But, in truth, they didn’t want Tom Watson at all. Maybe they wanted the idea of Tom Watson. But they didn’t want the flesh and blood version.

I’ve known Watson for 20 or so years, I’m writing a book about his amazing rivalry and relationship with Jack Nicklaus, and so I know a few things about him. First, he’s a perfectionist. Second, he’s tough as nails. Third, he’s opinionated. And fourth, he’s going to do what he believes is the right thing no matter what anybody else thinks.

This is a man who quit Kansas City Country Club when he felt like the club had blackballed H&R Block founder Henry Bloch because he’s Jewish. People will never know just how hard it was for Watson to do that, just what it cost him within his own family, but he did it because he believed it was right.

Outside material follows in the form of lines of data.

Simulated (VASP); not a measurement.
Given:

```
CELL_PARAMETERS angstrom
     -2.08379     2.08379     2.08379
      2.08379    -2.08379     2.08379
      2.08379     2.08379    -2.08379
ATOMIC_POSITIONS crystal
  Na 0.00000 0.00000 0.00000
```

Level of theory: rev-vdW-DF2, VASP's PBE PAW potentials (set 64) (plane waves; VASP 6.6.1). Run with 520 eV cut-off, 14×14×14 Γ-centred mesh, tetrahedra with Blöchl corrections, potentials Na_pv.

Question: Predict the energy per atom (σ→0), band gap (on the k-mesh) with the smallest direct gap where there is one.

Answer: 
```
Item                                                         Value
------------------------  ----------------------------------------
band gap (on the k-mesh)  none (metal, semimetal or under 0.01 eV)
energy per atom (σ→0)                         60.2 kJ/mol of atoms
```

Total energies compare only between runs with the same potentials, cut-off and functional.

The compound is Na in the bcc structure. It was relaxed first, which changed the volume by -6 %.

Then, this is also man who wrote a letter to Augusta National essentially asking them to ban announcer Gary McCord from the broadcasts because, in Watson’s view, he wasn’t respectful enough (he’d referred to the greens looking “bikini-waxed” for instance). When that became public, Watson looked like a joyless old dinosaur without a sense of humor, but he stuck with it because he believed it was right.

This is a man who charged Gary Player with cheating at a Skins Game. This led to a prolonged feud between the two golfing greats (in his autobiography, Player wrote Watson wasn’t “half a man”), but again, Watson said what he believed, even though he knew it was going to create a lot of tension.

It should be noted that Watson rejoined Kansas City Country Club a while after Bloch was let in, and McCord and Player and Watson have all made amends – McCord and Player have both worked with Watson on charity events in Tom’s Kansas City hometown.

But the point remains: With Tom Watson, you get a deeply principled, overwhelmingly stubborn and entirely certain force of nature. When you ask Watson to captain the Ryder Cup team, like when you hire Bob Knight to coach your basketball team or Buck Showalter to manage your baseball team, you are getting the whole package, the principles, the certainty, the toughness, the quirks. You only hire Watson when you want to blow things up, when you are willing to admit that “We are in trouble here and need someone who will shake up everybody.”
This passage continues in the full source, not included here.